Strawberry Kale Salad with Tempeh Bacon
When Brandon and I lived in College Station for several years while he finished graduate school, we attended nearly every single football game played at Kyle Field. As a result, I have many fond memories of standing for a minimum of four hours while yelling my face off and getting relentlessly blasted by the hot Texas afternoon sun.
It might seem weird that I would agree to such activities, seeing how I didn’t attend Texas A&M, but I’m telling you, there must be something in the water. The spirit of Aggieland takes you over and the next thing you know, you’re out there screaming with all your might in hopes to pump the defense up for the next big stop. It’s a spirit that can ne’er be told.
My time spent attending those football games taught me a few valuable lessons:
1. If you drink too many beers prior to the game, you will pass out and die from dehydration and heat stroke.
2. One student football ticket buys you enough standing room on the bleachers for a three-year-old…if you’re lucky.
3. If you don’t eat meat, dinner will be a bag of peanuts and a Sprite.

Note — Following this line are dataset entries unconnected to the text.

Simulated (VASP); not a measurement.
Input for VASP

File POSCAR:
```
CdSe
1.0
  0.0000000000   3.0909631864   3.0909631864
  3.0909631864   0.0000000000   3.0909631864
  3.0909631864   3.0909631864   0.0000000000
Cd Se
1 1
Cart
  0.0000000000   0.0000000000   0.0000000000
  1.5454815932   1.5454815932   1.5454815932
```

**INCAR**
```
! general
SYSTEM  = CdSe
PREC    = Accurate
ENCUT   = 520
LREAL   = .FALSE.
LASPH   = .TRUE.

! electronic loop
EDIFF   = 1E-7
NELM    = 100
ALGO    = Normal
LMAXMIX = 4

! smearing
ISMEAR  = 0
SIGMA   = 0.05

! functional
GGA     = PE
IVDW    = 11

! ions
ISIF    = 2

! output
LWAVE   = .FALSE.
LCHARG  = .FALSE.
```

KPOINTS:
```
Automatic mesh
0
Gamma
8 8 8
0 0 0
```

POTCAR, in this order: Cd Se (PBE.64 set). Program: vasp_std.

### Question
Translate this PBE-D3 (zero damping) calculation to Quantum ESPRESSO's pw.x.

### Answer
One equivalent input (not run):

4. Texas sausage and/or barbeque companies often use baby pigs as a part of their logo.
The Aggies have a long line of sponsors that are displayed on the big screen as fans wait in anticipation for the game to start but I was always shocked to see a local sausage company’s logo was a mama and her baby piglet cuddling.
Am I missing something here? What about that do people find appetizing?
My guess is that they probably avoid making the mental connection. Crispy salty bacon and cuddling pigs are two separate entities, both of which bring happiness…?
Unfortunately I can’t seem to separate the two so tempeh bacon is what’s on the menu for me. The taste is actually somewhat similar to real bacon but I will admit the texture is completely different. Not in a bad way, just in a different way.
But it’s the perfect meat substitute for this salad. Juicy sweet strawberries with smoky flavor and creamy goat cheese pecan crumbles on a bed of tender kale. It’s a crave-worthy combo.
You can find tempeh bacon in the meat substitute section and it’s ridiculously easy to cook. I usually throw it on my cast iron grill pan on the stove for about 5 minutes on each side and shazaam! Delicious bacon flavah is at your fingertips.
If you’ve never had tempeh bacon then I hope you’ll give it a try sometime. Trust me, you’ll soon forget all about the real thing. ;)
2 heads kale, destemmed and washed
6 ounces tempeh bacon, cooked
2 cups sliced strawberries
1/2 red onion, sliced
4 ounces goat cheese (sub avocado or pecan parmesan* if vegan)
1 cup pecans, finely chopped
1 tablespoon apple cider vinegar
1/4 cup white balsamic (could also use regular balsamic)
1/4 cup extra virgin olive oil
- Place kale into a large bowl and then combine ingredients for dressing in a measuring cup. Pour the dressing into the bowl and massage it in with your hands until evenly coated. Add the strawberries and onion and toss together.
- If using goat cheese, place it into a bowl with the pecans and mash together with a fork until it turns into crumbles. Mix so that the crumbles are coated with the pecans.
- Distribute the kale onto separate plates and top with tempeh bacon and pecan goat cheese or pecan parmesan. Then serve and enjoy!.
*To make pecan parmesan: toast whole or halved pecans then place into a food processor along with 2 tablespoons nutritional yeast, 1 tablespoon olive oil and salt to taste. Pulse in processor until finely chopped.